The period of the formation of the middle-class family was also the era during which the industrial working class was formed. It was a period of massive human misery as the transformation from an agricultural to an industrial economy entailed the movement of people into towns; as old family-based crafts were transformed to large-scale production in factories; as the family-determined rhythm of work and sharing of tasks was changed by the division of labour and the brutalising speeding up of production in large, dehumanised factories. Initially whole families had to work in factories as a man’s wages were insufficient to support a family. Women and children of all ages, as well as men, spent long hours in factories and mills, but even the combined labour of a family did not earn sufficient to rent decent accommodation or to buy sustaining food.

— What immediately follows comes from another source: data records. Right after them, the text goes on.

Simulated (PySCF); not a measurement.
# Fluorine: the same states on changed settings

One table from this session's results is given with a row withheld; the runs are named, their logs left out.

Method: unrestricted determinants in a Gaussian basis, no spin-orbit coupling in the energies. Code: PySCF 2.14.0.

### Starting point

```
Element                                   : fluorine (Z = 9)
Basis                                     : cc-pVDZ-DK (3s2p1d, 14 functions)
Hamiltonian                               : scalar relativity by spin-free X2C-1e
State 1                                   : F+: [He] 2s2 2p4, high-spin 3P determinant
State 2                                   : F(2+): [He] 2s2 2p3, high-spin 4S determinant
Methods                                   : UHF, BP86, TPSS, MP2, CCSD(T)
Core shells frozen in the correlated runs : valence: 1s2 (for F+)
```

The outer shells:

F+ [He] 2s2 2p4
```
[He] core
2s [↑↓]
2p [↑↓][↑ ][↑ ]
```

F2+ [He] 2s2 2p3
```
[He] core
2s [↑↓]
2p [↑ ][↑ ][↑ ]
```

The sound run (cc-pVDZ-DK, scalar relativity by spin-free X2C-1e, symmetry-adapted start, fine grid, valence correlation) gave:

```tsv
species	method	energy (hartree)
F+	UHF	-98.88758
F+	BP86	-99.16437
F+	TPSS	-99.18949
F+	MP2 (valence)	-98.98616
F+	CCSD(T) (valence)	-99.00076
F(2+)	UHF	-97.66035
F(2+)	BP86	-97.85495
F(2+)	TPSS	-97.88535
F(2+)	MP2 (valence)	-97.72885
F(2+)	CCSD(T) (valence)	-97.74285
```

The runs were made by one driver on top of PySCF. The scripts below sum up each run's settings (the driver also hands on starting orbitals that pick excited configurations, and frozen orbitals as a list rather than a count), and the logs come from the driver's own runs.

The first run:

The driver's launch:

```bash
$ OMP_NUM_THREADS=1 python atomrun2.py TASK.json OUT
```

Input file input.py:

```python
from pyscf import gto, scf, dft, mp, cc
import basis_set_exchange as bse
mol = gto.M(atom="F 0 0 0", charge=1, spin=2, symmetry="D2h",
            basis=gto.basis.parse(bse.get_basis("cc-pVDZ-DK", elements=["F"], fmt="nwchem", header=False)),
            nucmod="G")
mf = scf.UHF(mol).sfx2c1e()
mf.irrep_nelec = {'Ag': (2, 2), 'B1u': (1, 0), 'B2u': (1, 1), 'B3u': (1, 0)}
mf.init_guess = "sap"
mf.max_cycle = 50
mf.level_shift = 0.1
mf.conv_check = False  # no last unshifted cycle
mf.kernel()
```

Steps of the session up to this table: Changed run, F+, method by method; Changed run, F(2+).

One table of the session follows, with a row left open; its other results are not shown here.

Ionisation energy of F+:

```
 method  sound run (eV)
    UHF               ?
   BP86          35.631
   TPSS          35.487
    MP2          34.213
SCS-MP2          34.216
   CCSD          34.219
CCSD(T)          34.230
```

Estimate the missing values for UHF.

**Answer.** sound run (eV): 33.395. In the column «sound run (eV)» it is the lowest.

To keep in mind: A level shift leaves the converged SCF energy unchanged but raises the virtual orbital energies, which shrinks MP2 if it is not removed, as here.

At the same time as the bourgeoisie was extolling the family of its creation as a moral imperative for all classes, its other creation – the capitalist system – made the idealised family institution an impossible attainment for the labouring class. Engels noted in his study of the English working class in the 1840s that:
[T]he social order makes family life almost impossible for the worker. In a comfortless, filthy house, hardly rain-tight nor warm, a foul atmosphere filling rooms overcrowded with human beings, no domestic comfort is possible. The husband works the whole day through, perhaps the wife also and the elder children, all in different places; they meet at night and morning only, all under perpetual temptation to drink; what family life is possible under such conditions? Yet the workingman cannot escape from the family, must live in the family, and the consequence is perpetual succession of family troubles, domestic quarrels, most demoralizing for parents and children alike. Neglect of all domestic duties, neglect of the children, especially, is only too common among the English working-people, and only too vigorously fostered by the existing institutions of society. And children growing up in this savage way, amidst these demoralizing influences, are expected to turn out goody-goody and moral in the end! Verily the requirements are naive, which the self-satisfied bourgeoisie makes upon the working man.16
EP Thompson says that there was a drastic increase in the intensity of exploitation of child labour between 1780 and 1840 and remained so until the child ‘was rescued by the school’.17 The conditions of life for the working class were reflected in their average age of death. In 1842 the average age of death for labourers in Manchester was 17 (compared with 20 for tradesmen and 38 for gentry) while in Liverpool it was 15 for labourers (22 for tradesmen and 35 for gentry).18
Thus while the bourgeoisie was urging the family institution upon the population it was simultaneously preventing the working class from adopting it. In fact the exploitation of the working class was essential to the bourgeois style of family life in the first half of the 19th century. While industry remained labour intensive, it required hordes of workers to create the profits it could then use to increase its industrial wealth and to expend in conspicuous consumption, and it also demanded the labour of servants to maintain its lavish lifestyle. Only as industry became more mechanised, and the labour of women and children was no longer essential, could the ideal of ‘the family’ begin to be adopted by the working class.
The confinement of working-class women in households thus occurred much later, and even then there have always been regional and other differences: single working-class women have almost always had to work before marriage – in contrast, until recently, to middle-class women. There have always remained class differences in family and marriage patterns, and variations in the married and single women’s working habits in different regions and different periods.*
But the main ideas of the ‘nuclear family’ – those about privacy and household, childhood and women – have been accepted, and some attempt has been made to conform to them since the late 19th century, by a substantial proportion of the populations of Western industrialised countries.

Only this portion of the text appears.